Microsoft is to pay out $1.1 billion to a group of California consumers who accused the software firm of maintaining an unfair software monopoly and overcharging.
The suit - filed in San Francisco more than two years ago and due to go to trial next month - alleged that Microsoft violated California's antitrust and unfair competition laws. The settlement came two months after a federal judge endorsed a settlement between Microsoft and the government, ending a four-year battle over the company's illegal bullying of competitors.
The consumers had claimed that millions of consumers in California had overpaid Microsoft for their products due to its monopoly. The $1.1 billion will be distributed to the members of the class action suit in the form of vouchers that can be used to buy any manufacturer's desktop, laptop and tablet computers with any software.
"This is one of the largest settlements ever reached under the antitrust or unfair competition laws of California," said the consumers' lawyer Eugene Crew.

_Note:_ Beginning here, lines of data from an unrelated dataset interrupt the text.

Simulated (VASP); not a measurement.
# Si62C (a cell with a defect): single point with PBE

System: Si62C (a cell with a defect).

There’s the prospect of more legal trouble for Microsoft still to come after a federal judge refused to dismiss antitrust cases filed against the company by two small rival software companies - Be and Burst.com. Be, which dissolved as a company last year, has alleged it was excluded from competing in the market for computer operating systems when Microsoft pressured computer makers not to ship computers with two operating systems. Burst says Microsoft forced it out of the market for video-streaming software by pressuring chip-maker Intel Corp and RealNetworks Inc not to support Burst technologies.
Microsoft had argued that there was doubt about how far its actions had impacted on the two firms, but US district judge J Frederick Motz said he would allow the cases to proceed. "I am satisfied there are sufficient allegations as to federal antitrust claims," Motz said in court after hearing arguments from the parties.